Will Weisman, executive director of Singularity University

Dystopian vs Utopian

Of course, exponential change, as well as exponential technologies, sound incredibly exciting but the cynical view could well be that these groundbreaking technologies would only be available to the super rich. And certainly, it’s not difficult to imagine a dystopian future where that becomes the case, particularly when the vast income inequality that exists in Africa is taken into account. Indeed, South Africa recently received the ignoble ‘honour’ of being named the most unequal society on the planet by Time magazine.

But the dystopian view where the rich have access to the latest and greatest technologies and extend their lifespan while those who can’t afford the available technology die needlessly doesn’t have to become a reality.

Weisman explained that another fundamental tenet for how SingularityU views exponential change is serial entrepreneur Peter Dimandis’ work on abundance. “The underlying principle is that technology is a force that takes something that is scarce and makes it abundant. It begins when something becomes digitized, and then deceptive, where these developments are underestimated or misunderstood,” he continued.  

Technology for all

For example, computers were once thought of as having to be the size of a room and only available to the few. Less than twenty years ago, having a device in our pocket that was more powerful than a desktop computer would have been unthinkable. Laughable even. Nonetheless, that is our present.
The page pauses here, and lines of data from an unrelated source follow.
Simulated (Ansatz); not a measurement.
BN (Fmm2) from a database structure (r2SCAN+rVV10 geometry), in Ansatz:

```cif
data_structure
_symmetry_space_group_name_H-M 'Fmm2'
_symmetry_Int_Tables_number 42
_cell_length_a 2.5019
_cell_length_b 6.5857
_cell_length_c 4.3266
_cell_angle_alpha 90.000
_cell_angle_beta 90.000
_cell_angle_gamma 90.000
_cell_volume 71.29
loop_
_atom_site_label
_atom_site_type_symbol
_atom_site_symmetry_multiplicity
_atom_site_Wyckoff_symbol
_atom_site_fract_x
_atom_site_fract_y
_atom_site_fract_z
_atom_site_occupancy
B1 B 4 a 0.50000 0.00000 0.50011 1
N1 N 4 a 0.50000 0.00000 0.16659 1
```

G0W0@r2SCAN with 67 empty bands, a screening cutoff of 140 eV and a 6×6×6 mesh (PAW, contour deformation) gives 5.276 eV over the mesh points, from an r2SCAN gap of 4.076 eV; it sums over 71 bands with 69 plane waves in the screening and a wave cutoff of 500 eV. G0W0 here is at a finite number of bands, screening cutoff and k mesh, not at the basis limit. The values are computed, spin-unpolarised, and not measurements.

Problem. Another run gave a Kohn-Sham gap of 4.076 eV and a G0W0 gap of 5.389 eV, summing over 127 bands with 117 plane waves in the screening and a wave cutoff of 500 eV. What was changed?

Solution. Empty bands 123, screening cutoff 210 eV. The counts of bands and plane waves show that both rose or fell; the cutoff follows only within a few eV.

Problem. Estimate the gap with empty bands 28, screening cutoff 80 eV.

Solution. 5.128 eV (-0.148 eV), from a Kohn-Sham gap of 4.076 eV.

In any event, technology developments ultimately become democratized, which leads then to becoming faster, cheaper and ubiquitous. Hopefully that will be the case for many more exponential technologies that are in the process of becoming reality.   

“This is an incredible time to be alive, as we have the chance to take the world forward to abundance rather than in a dystopian direction. It is our hope that we will come together to move the world forward in a very positive way,” he concluded.